Davis, Hill coming across as anti-education council members

Why is Dallas city Council member Carolyn Davis so anti-education? And why is colleague Vonciel Hill joining this anti-education parade?

Davis is dead set against creating a mechanism that would allow charter schools in Dallas to issue low interest bonds for construction projects. And if such a mechanism is created, she plans to do her best to scuttle it. Why? She claims the city should be supporting DISD instead, an argument totally irrelevant to the subject up for debate.

Carolyn Davis
First, there is little the city can do to help DISD, which is content on digging its own grave and shunting aside anyone who tries to help. (Anyone remember the efforts of Ross Perot and Sandy Kress?)

Second, whatever power the city has in the field of public education should be directed at providing the opportunity for the best possible public education for its school-age chldren, not fighting stupid turf wars.

And who does Davis offer to speak on her side? Members of the various teacher associations, which, more than any other single body, is responsible for the mess our public schools are in. And, if you don’t believe me on this, but are advocates of public school education, then rent, borrow, download, or buy a copy of the documentary Waiting for Superman to learn why our public schools are in so much trouble. Then add to that the fact Dallas has a school board totally uninterested in education – a board that will run off any superintendent intent on improving educational standards (see Michael Hinajosa, among others), and you will understand why alternatives are desperately needed.

I imagine Davis is proud to be a product of the DISD, although she is not the best advertisement for a DISD education. She wants the traditions, the old ways of doing things preserved. But the old ways simply don’t work anymore. It’s a new and different day – far different from the days I attended public schools, far different from the days Davis attended them as well.
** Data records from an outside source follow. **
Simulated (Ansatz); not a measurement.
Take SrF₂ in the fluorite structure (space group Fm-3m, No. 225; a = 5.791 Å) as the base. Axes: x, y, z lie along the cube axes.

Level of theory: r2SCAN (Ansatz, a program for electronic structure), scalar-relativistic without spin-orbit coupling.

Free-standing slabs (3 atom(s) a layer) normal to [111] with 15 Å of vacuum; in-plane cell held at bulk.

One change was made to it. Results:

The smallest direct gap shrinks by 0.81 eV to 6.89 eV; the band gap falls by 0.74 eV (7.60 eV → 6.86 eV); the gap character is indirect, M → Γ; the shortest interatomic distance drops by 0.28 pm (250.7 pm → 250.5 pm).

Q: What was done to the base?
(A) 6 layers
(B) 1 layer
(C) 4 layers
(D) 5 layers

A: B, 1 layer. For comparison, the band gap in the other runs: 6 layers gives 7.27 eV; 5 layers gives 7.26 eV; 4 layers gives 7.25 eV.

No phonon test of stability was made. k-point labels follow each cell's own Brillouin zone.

This argument should not be and cannot be about which educational body should be in charge of educating our public school students, as Davis and Hill think it should be. The subject of this debate – the only subject – is what can the city do to provide its school age children the best possible public school education. And how can that education be provided now – not in some utopian future when and if DISD gets its act together.

Perhaps if Davis and Hill had a child or a grandchild about to enter the school system, they would see the light. It makes a big difference when you really have something at stake in this fight.